Understanding failure in heterogeneous materials

Abstract

The failure of heterogeneous materials is a practical problem that occurs in several diverse applications. Material heterogeneity can arise from porosity (e.g., due to some processing history), variation in continuum-scale properties (e.g., local Young’s modulus and/or strength), or even local pre-existing stress fields (e.g., residual stress). As is to be expected, the presence of such heterogeneities can significantly complicate analyses of failure mechanisms and prediction of overall strength. In this work, we develop an experimental and numerical framework to better understand failure in the presence of heterogeneities. The work is divided into three parts:

In the first part, the design and development of an impact testing system is described in detail. This system uses a projectile accelerated by a gas gun to experimentally study impact and penetration problems. The design of the system is first outlined using a standard 1D compressible flow model, followed by a presentation of its calibration data. Two different types of impact tests are then outlined – Taylor-type impact tests wherein a deformable projectile strikes a relatively rigid target plate and plate-type impact wherein a rigid projectile strikes a deformable target plate.

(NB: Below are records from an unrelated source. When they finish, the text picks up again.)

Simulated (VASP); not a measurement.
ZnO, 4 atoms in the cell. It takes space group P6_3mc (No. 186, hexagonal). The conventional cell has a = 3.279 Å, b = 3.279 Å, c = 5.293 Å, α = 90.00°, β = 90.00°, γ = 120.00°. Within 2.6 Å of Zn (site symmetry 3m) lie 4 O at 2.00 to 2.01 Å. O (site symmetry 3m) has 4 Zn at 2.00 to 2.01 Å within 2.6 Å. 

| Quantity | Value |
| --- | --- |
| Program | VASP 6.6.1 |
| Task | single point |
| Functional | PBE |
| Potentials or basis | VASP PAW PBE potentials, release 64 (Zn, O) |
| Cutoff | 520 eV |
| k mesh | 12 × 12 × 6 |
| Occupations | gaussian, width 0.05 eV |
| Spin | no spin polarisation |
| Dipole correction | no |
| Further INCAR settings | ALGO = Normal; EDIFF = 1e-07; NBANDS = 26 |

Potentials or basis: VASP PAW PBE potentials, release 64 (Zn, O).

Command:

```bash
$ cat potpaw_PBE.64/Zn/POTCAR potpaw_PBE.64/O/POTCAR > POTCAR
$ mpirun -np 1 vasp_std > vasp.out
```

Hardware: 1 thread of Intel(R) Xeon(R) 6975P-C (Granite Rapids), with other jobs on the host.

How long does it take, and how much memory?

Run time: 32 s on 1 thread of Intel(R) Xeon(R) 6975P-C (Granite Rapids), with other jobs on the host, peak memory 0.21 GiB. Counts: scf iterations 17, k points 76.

The second part of the work is focused on the development of a 2D numerical framework for predicting dynamic fracture and failure in brittle materials. The method uses a network-based discretized description with flexible bond-type or beam-type interlinks. The former is shown to relate to linearized elastodynamics in the continuum limit, while the latter provides a description for rock-like materials that can undergo significant local material rotation. The advantage of this approach is that heterogeneities can be modeled with ease by varying the bond properties, and a simple bond breaking criterion simulates fracture. The model is benchmarked against those already present in the literature and shown to recover standard analytical results under suitable limits. The method is then applied to two common problems – failure in sheared 1D bi-material interfaces (analogous to frictional contacts) and multi-crack failure in brittle porous solids (e.g., consolidated brick samples). In both cases, failure is significantly modified (or even mediated) by local heterogeneities. The network-based model is shown to make predictions that are extremely challenging to obtain using usual continuum/finite element methods.

The final part of this work utilizes the experimental setup, and the numerical model developed in the first two parts, to study an industrially important problem – fracture and fragmentation of residually stressed glass. These glasses are manufactured using a heat treatment process (thermal tempering) or a chemical bath (ion exchange) that results in a non-homogeneous stress distribution through the bulk. This residual stress field is a fundamental driving force that determines the dynamics of crack growth and bifurcation. The study predicts the mechanism of fragment formation and its dependence on loading, residual stress distribution and intensity.